Proper prompt?
What is the proper prompt to use this model?
Looking at the tokenizer used for the qlora:
https://huggingface.co/ShinojiResearch/Senku-70B/blob/main/tokenizer_config.json
It looks to be the same as the original Mistral/Mixtral/Miqu prompt template:
https://huggingface.co/mistralai/Mistral-7B-Instruct-v0.2
eg:
Instruction format
In order to leverage instruction fine-tuning, your prompt should be surrounded by [INST] and [/INST] tokens. The very first instruction should begin with a begin of sentence id. The next instructions should not. The assistant generation will be ended by the end-of-sentence token id.
text = "<s>[INST] What is your favourite condiment? [/INST]"
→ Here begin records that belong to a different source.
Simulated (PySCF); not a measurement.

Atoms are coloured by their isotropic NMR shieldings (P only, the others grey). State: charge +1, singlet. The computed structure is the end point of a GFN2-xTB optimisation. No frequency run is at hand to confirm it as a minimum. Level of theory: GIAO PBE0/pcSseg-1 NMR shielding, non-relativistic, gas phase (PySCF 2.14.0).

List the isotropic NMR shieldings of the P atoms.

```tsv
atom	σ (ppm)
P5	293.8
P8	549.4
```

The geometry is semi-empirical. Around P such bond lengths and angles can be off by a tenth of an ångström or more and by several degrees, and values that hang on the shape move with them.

"Well, I'm quite partial to a good squeeze of fresh lemon juice. It adds just the right amount of zesty flavour to whatever I'm cooking up in the kitchen!</s> "
"[INST] Do you have mayonnaise recipes? [/INST]"
Or in Ollama template format:
TEMPLATE """[INST] {{ if and .First .System }}{{ .System }} {{ end }}{{ .Prompt }} [/INST]{{ .Response }}"""
The wrapped llama.cpp
server adds the leading <s>
token AFAIK and from experiments with Mixtral; it's important to not add a space after the closing [/INST]
tag.
Actually it might not be this if you look at this discussion from the fp16 dequant this model was fine-tuned off:
https://huggingface.co/152334H/miqu-1-70b-sf/discussions/11
Although
@jackboot
does mention about not adding a space after the closing [/INST]
tag, which makes me think it is the same as the original Mistral/Mixtral/Miqu prompt template:
I have been fighting with it being " [/INST] \n" or just " [/INST]\n" and now "[/INST]REPLY</.s>" The model will reply about the same to all of them, but using the more "correct" one leads to less commentary or NOTES:
No intentional change was made. I have found that ChatML also works reasonably well, and interestingly when asked the who are you questions forgets it is a mistral model.
Most of the testing I did was via the defualt recognized one on Oogabooga (which should be mistral).
Possible a bit more finetuning could fix any weirdness with the prompting?
Edit:Mixed, I am recommending ChatML from this point on.
Avoids the bug that Miqu SF has and scores slightly higher on EQ bench, slower on GSM8k. I will consider a v2 where this issue is corrected.
If anyone has any suggestions on further finetuning that could improve / correct this, would be happy to attempt it.
I used chatml for the original mixtral-instruct.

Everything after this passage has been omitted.